One of the most common questions enterprise leaders are asking revolves around predicting the future of IT spend: how will cloud, analytics, mobile, automation, and other recent developments in the IT space determine the winners and losers of IT? Here’s an answer I gave just the other day:
“Enterprises want to capitalize on these emerging technologies, and they want them unit-priced. The advantages of a variable cost structure are too many to deny, and few obstacles remain. When the automation, robotics and cloud upheaval shakes out, the winner on the enterprise side will be the “business,” and—because it is losing control—”IT” will be the loser. (I use quotes here to indicate my disdain for looking at IT as separate from the business.) On the service provider side, the winners will be those companies that have deep relationships with their buyers, those that offer deep vertical solutions, and those that have the consultative horsepower to make it stick.”
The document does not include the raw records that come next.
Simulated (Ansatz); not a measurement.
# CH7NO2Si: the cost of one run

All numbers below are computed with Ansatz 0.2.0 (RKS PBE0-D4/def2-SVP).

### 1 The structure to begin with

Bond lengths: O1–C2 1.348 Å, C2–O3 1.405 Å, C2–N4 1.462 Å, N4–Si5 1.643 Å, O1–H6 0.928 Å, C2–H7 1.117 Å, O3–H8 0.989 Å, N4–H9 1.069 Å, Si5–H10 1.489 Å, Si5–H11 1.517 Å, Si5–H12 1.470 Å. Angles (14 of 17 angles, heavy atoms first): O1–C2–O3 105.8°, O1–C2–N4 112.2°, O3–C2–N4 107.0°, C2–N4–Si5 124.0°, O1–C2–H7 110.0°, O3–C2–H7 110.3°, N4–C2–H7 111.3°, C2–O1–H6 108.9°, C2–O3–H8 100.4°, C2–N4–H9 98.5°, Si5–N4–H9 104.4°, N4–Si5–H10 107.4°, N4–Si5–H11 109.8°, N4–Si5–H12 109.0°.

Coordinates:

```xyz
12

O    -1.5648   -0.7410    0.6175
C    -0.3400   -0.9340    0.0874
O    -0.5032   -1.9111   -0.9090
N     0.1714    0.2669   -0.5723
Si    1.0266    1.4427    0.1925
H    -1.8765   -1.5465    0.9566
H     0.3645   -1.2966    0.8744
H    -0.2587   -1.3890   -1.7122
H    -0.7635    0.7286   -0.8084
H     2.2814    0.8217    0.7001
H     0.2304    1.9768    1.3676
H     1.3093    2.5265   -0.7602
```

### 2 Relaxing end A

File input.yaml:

I was rather proud of my answer … for about five seconds. Then I realized I could have delivered the exact same answer 10 years ago. A better answer would address these three elemental changes:
1. The technology. Ten or so years ago, the market was debating whether to build or to buy, and whether the value of an ERP implementation was worth its cost. Today, we have similar debates with cloud, mobility and analytics. My colleague, Steve Hall, makes a brilliant argument for a “cloud-first” strategy, which is today’s build vs. buy discourse. [Disclosure: I am employed by ISG, as is Steve].
I’ve long argued that the technology for cloud is not all that new. We’ve been co-locating data centers for how many years now? What is new is the dynamic provisioning that allows all these existing technologies to work together in a more productive, effective way. The analogy here is well-known: Uber didn’t invent the car service; it simply made it easy to leverage under-utilized assets (in this case, cars) and, thus, created a business model than can now be applied to make anything on-demand. Cloud is the Uber of IT.
2. The buyer. It would be easy to make the provocative statement that IT, as a functional organization, is dead. The argument has been made before, and while it may have been eloquently made, it is still disingenuous. IT as a function must change. Its buying power is already slipping. Functional executives are making the decision to buy “as-a-service” solutions to solve specific business problems with integrated bundles of services, software, hardware and connectivity that are consumption-priced. A server, a developer, or an application, by itself, solves nothing.The purchasing decision is finally aligning to the problem that must be solved, and this is a good thing.
But IT has a role. If these best-of-breed purchases don’t eventually work with each other, the enterprise will break down. The new business buyer doesn’t see this, but IT does. The successful IT departments of the near future will be, first and foremost, service integrators. IT is not dead—it is simply being jolted out of its comfort zone.
3. The service provider. In addition to the obvious generic cloud offerings, such as Amazon Web Services and Microsoft Azure, there are hundreds more that are vertical-specific and taking the market by storm. Enterprises are learning that, though an asset-centric approach gives them bragging rights in terms of speed-to-cloud, it delivers little value. Application-centric approaches are the key to harnessing the real value of the cloud and its technological friends (analytics, mobile, automation, etc.).
I suspect the industry will continue to embrace the “-as-a-service” model, but many traditional service providers are behind the curve on this, not having done enough to create these solutions, or—even when they have—lacking relationships with the appropriate buyers. But they have time. Traditional IT, like mainframe, will be around for a long time. The installed user base is too large for that not to be the case, and certain applications, like ERP, seem to be staying put for the foreseeable future. The portion of the market that is not moving forward will shrink every year. Successful service providers need to show growth to be relevant. The path to growth today is solving operational, not technical, problems and then finding a way to deliver that solution in the manner that enterprises want to buy it.
The script may be new, but we have all seen this movie before. For as much as we talk about the blinding pace of change in IT, a look at most large corporations will prove conclusively that it takes a long, long time to transition from legacy solutions to modern ones. For the foreseeable future, the winners will be those that manage adoption together with integration, whether they be buyers or sellers.